Tag: consumer surplus

Technology and the Internet have both good and bad sides, whether it’s for businesses or consumers. Many opportunities have been created, such as access to global markets, cheaper and easier transport and communication and better sources of supply. But with this opportunity comes threats, especially for businesses. We’ve seen the emergence of new online-based companies and in some cases these have contributed to the demise of other firms. In this News Item we look at the impact on the newspaper industry.

Media is one industry that has been significantly affected by technological developments. Newspaper readership has been in decline for many years and this is even the case for the most widely read UK paper – The Daily Telegraph. However, according to Seamus Dooley, Irish secretary of the National Union of Journalists, it’s not the end of the industry:

It is an industry in crisis, but I don’t accept it is an industry in terminal decline.

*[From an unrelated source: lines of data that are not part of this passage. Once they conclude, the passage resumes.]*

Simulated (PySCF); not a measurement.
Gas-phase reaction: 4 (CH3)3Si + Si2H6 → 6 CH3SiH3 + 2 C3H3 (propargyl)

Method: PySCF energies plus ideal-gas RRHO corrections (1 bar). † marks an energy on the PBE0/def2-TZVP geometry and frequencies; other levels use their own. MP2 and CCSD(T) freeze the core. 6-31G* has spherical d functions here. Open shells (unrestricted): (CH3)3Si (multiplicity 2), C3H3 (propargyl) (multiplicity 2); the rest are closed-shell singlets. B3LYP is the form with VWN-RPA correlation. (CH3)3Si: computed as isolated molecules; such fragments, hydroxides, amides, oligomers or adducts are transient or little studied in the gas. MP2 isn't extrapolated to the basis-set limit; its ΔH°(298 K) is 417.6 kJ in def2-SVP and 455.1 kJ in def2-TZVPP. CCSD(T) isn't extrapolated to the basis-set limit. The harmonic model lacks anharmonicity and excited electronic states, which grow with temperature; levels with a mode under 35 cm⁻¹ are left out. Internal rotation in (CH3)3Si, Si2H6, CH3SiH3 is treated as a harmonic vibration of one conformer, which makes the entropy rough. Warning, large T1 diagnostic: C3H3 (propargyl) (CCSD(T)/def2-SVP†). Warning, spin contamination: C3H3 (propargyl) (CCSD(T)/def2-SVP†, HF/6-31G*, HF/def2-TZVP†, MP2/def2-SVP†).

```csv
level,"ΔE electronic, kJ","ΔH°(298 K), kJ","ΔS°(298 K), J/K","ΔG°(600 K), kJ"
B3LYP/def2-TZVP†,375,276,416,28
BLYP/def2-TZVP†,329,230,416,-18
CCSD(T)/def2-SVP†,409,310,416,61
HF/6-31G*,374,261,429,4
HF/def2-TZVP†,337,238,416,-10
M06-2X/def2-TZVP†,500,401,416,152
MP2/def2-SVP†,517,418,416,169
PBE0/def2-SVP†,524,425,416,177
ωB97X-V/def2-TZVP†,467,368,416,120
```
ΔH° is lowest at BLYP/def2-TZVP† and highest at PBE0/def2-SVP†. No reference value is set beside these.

More and more information has become freely available online and just as we would expect in any other sector, the newspaper industry has had to respond. To keep their readers, newspapers across the world provide thousands of articles on all topics on their websites. But if news can be accessed freely, why bother purchasing a newspaper? This is the problem facing the Daily Telegraph, the Independent, the Daily Mail etc – the number of newspapers sold has declined and thus so have revenues and profits.

One option is to charge consumers for reading the news by introducing a subscription to the online articles. The Financial Times already charges a fee to view articles online beyond a certain number and The Telegraph is soon to follow suit. Back in 2010, The Times and Sunday Times launched their new websites, which charged readers for viewing articles. The model being adopted by The Telegraph is a little different, as a certain number of articles can be viewed for free before a price must be paid. International readers are already charged to view online material, but these new charges will apply to UK readers. With so much competition facing newspapers, the number of readers for The Telegraph will undoubtedly decline, but with newspaper readership falling, revenues must come from somewhere. Tony Gallagher has said:

We want to develop a closer rapport with our digital audience in the UK, and we intend to unveil a number of compelling digital products for our loyal subscribers in the months ahead.

Differentiating the product is going to be essential for any newspaper that begins charging, as with so much information available online for free, they have to ensure they keep their readers. Establishing loyalty will be crucial. The following articles consider this change.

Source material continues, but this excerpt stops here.